Technical

The Sound Test

June 1 1973 J. G. Krol
Technical
The Sound Test
June 1 1973 J. G. Krol

THE SOUND TEST

J. G. Krol

ALONG WITH the wonderfulness of his mind and the nobleness of his soul, Big Brother is blessed

with uncanny sensitiveness of his ears which, when perked by a passing twostroke, send neural signals to his Iron Fist, twitching and itching with eagerness, to squash errant bikers...and the manufacturers who supply them with loud exhaust systems.

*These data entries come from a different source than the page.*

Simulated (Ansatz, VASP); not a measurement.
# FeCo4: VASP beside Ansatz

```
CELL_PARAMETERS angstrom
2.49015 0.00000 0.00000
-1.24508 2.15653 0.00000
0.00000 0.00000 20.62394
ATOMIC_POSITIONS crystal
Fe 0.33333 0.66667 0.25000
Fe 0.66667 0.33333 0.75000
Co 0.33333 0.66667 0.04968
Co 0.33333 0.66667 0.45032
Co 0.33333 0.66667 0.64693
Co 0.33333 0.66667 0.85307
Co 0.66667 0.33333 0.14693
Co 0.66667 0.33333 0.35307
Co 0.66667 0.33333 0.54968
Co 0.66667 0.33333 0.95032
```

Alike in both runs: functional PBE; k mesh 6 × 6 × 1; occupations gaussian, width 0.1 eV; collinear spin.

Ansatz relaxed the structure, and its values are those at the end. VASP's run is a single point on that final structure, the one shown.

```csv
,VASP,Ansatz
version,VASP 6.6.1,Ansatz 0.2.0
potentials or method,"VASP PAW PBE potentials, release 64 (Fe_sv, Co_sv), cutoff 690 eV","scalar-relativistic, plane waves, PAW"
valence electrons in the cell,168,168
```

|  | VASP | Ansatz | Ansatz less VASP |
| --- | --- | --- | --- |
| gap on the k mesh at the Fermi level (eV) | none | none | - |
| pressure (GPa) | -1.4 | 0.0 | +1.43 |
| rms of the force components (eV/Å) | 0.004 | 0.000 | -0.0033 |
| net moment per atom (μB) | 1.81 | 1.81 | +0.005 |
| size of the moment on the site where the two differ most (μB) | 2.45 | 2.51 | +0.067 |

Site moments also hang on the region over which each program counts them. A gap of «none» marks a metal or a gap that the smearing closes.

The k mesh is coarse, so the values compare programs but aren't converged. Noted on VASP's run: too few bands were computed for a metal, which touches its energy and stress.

The brave, raucous sforzandos of banzai pipes will soon echo into final silence as we hum and purr our way into a Quiet New World whose loudest sound may well be the muffled buzz of the cop-chopper circling just over our heads, its xenon spotlight striking down through the night like a bolt from Zeus upon anything louder than a calendar wristwatch. Fortunately, the technology to silence two-stroke expansion chambers has been available for some time and there should be no great difficulty in meeting foreseeable standards.

A pioneer in silenced expansion chambers was J&R Engineering, who advertised the first aftermarket pipes with attached mufflers (CW, Sept. 1965) and the first aftermarket pipes with integral silencers (CW, Dec. 1965). J&R has since changed hands, grown, and split into two companies, one making silencers and the other, expansion chambers—but the old interest in quiet performance is still alive at J&R, and provides a useful checkpoint on the state-of-the-art in this increasingly critical field.

Chuck Kaiser of J&R Expansion Chambers (708 Monroe Way, Placentia, CA 92670) recently ran sound tests on the street pipes he makes for the 500cc Suzuki Twin. These have glass-pak mufflers that have been improved in certain subtle ways from the original Street Sleepers of 1965.

Following the proposed legal standards, the Suzuki was run through a 40-ft. long trap set 50 ft. from an elaborate and sensitive Bruel & Kjaer Impulse Precision Sound Level Meter, Type 2204, equipped with a Type 4145 condenser microphone sporting a Type UA 0207 polyurethane windscreen similar in texture to a Filtron air cleaner.

The self-contained, battery-operated Bruel & Kjaer meter weighes several pounds and stands over a foot high: an impressive piece of laboratory equipment. Made in Denmark, the meter is available through B&K Instruments Inc., 511 West 164th Street, Cleveland, OH 44142. The price varies with options and runs solidly in the four-figure bracket. The neatest accessory we discovered in the 100+ pages of instruction books was the accelerometer pickup that replaces the microphone. One of these would enable precise measurement of motorcycle vibration, thus providing hard numbers in place of the usual vague arm-waving about vibration intensity on motorcycles.

The B&K meter has many controls, permitting measurement of average sound intensity over different lengths of time, peak intensity during a transient > (as when a motorcycle drives by), and even the intensity of a single impulse like a gunshot. The first step is to check meter calibration accuracy, done with a plug-in module that emits a standard sound and should produce a certain db reading on the dial of the meter.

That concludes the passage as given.